So, what is there to do in Utopia, Texas? Why, go to The Lost Maples Cafe of course!

For more info, don’t use their dot.com

Their website will lead you only to an error message, so you can see their menu here, and I’ve also taken some photos of the interior and surroundings.

A friendly review

I’ve decided to start using my own rating system, standard stuff like 1-10, 10 being best (no half-points, please; 10 is enough of a scale). And also a rating of my own, STI, for Small Town Index, meaning how typical of a small town is this.
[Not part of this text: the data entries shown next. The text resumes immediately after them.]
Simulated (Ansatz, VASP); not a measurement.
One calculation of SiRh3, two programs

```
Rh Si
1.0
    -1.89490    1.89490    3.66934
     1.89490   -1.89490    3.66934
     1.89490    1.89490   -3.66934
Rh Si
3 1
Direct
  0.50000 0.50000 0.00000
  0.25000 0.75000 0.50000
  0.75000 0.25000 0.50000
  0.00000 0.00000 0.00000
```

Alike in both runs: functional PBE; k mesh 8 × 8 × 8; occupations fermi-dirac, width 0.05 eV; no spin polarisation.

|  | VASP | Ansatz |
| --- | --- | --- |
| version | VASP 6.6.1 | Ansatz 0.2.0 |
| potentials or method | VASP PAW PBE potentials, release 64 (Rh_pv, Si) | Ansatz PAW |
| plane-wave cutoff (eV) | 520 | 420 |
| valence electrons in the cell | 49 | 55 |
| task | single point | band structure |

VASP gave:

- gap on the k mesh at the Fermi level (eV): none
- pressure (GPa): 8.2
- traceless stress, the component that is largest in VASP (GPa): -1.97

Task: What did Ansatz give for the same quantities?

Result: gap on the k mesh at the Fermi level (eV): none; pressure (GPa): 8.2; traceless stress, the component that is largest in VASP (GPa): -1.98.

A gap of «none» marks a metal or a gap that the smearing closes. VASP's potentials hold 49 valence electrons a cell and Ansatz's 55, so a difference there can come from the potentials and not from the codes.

  • NAME | Lost Maples Cafe
  • ADDRESS | 384 Main St, Utopia, TX 78884
  • PHONE | (830) 966-2221
  • DECOR |  7/10
  • SERVICE | 9/10
  • FOOD |  6/10
  • NOISE QUALITY | 9/10
  • FAMILY FRIENDLY | 9/10
  • GOOD FOR GROUPS? Yes
  • STI | 8/10

The FOOD gets the harshest review, so I’ll start there, because it all gets better.

lost maples cafe

I had the fried fish plate, though I’ve been trying to cut down on fried food (am closer to 60 than I am 50). They had tilapia; previous night was catfish, which I prefer. The batter on the fish was good, and the fish was perhaps slightly undercooked. I mean, only slightly. The onion rings were to die for. Amazing batter, and you could bite into one without pulling out the whole ring. One of the best parts of the meal was having a roll of paper towels at the table. I get messy with greasy fingers. Big points on their sweet tea. Tasty and also served in a huge plastic cup.

THE STAFF WERE EXCELLENT

Service was great. The two servers appeared to be high school seniors, and each worked very hard and quickly to take our orders and did so with a smile. As I mentioned in a previous post, I got the hard sell on cherry pie and it almost worked. I kind of wish it had, yet my BMI is glad it didn’t.

In terms of the interior (Noise, Decor, and how good it is for Families and Groups), all of those get high marks. This is definitely the kind of place to come for early breakfast before getting on the road, weekend brunch — though I don’t think that word is used much around Utopia — lunch with co-workers, and an early dinner anytime. (I suspect that not many people go in for European dinner hours anyway; they close typically at 9pm.)

lost maples cafe

The STI was 8/10. Lost Maples Cafe has a real small town feel, yet it would gain another point or two if it wasn’t such a rose among thorns. Nothing else was open. Granted, it was close to 6pm on a Saturday evening, and offices were understandably closed — there was a Justice of the Peace building across the street — and shops were also closed. But other restaurants appeared either vacated or closed. Perhaps midday on a Monday would be different, but on this particularly Saturday night, Lost Maples Cafe was a candle in the dark. I would give it higher marks if the town around it had the same charm as it did.

But whether your destination is Lost Maples or Mac & Ernie’s Roadside Eatery in nearby Tarpley, either one is a good place at the end of a relaxing drive.